On Wednesday, May 27, 2026 6:29:36 PM Eastern Daylight Time Jakub Kicinski
wrote:
> On Wed, 27 May 2026 16:29:37 -0300 Ricardo Robaina wrote:
> > On Mon, May 18, 2026 at 9:35 PM Jakub Kicinski <kuba@kernel.org> wrote:
> > > On Wed, 13 May 2026 14:24:43 -0300 Ricardo Robaina wrote:
> > > > When auditd is bottlenecked (e.g., by slow disk I/O), kauditd blocks
> > > > on
> > > > the netlink socket.
> > >
> > > Holding socket lock during slow IO sounds very wrong. One could say -
> > > that's abuse of the socket lock?
> > >
> > > > If the wait timeout fully expires (timeo == 0),
> > > > netlink mistakenly interprets the zeroed timeout as a non-blocking
> > > > request. It then triggers netlink_overrun that drops the event,
> > > > completely bypassing the audit subsystem's internal retry queue, and
> > > >
> > > > falsely returns ENOBUFS to user-space, resulting in the following
error:
> > > > auditd[]: Error receiving audit netlink packet (No buffer space
> > > > available)
> > > >
> > > > Fix this by detecting when a blocking sender's timeout has expired
> > > > (timeo == 0 && !nonblock) in netlink_unicast(). In this case, instead
> > > > of retrying with timeo=0 (which would incorrectly trigger
> > > > netlink_overrun
> > > > on the next iteration), safely free the skb and return -EAGAIN,
> > > > allowing
> > > > the audit subsystem to gracefully enqueue the pending event into its
> > > > internal backlog.
> > >
> > > The socket _is_ the queue, normally.
> > >
> > > Please explore fixing this in audit?
> > > --
> > > pw-bot: cr
> >
> > Hi Jakub,
> >
> > Thanks for reviewing this patch as well.
> >
> > First, regarding the lock: kauditd does not hold the socket lock during
> > slow I/O. The sleep in netlink_attachskb() uses schedule_timeout() on
> > nlk->wait (a wait queue). No socket lock or mutex is held during the
> > sleep.
>
> So you're saying the queue _is_ actually congested?
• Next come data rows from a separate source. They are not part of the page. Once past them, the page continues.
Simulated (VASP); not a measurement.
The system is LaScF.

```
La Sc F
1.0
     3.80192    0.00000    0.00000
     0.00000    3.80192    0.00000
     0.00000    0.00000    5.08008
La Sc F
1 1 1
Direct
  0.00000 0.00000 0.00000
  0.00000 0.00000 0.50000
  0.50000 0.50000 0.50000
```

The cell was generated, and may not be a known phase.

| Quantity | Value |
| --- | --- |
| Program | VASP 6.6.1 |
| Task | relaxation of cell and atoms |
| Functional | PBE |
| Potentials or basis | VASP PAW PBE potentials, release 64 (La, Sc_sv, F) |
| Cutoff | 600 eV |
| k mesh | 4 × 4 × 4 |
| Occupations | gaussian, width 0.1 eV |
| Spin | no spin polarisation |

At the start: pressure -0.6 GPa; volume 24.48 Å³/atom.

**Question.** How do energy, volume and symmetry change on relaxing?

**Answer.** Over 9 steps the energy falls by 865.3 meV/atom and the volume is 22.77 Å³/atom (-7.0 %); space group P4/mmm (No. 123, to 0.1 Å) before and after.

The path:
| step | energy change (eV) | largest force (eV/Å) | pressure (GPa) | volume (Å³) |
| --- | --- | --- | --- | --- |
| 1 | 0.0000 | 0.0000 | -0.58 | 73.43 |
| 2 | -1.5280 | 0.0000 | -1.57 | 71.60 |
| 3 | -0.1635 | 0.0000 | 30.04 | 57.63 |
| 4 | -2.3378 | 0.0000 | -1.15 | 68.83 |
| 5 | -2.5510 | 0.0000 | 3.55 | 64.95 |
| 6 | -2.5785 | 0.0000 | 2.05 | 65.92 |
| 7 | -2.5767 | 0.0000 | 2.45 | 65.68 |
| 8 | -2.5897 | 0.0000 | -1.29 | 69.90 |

Yes. the socket buffer is genuinely full because auditd can't drain fast
enough.
> netlink_attachskb() sleeps because there's no space left in the socket's
> rcvbuf? So the skbs are moved to audit_retry_queue "temporarily" until
> user space drains its socket and kernel can succeed sending?
>
> Could you confirm this understanding is correct?
Yes. kauditd sleeps in netlink_attachskb, the HZ/10 timeout expires, and the
skb is moved to audit_retry_queue until auditd drains enough for delivery to
succeed. The record is not lost.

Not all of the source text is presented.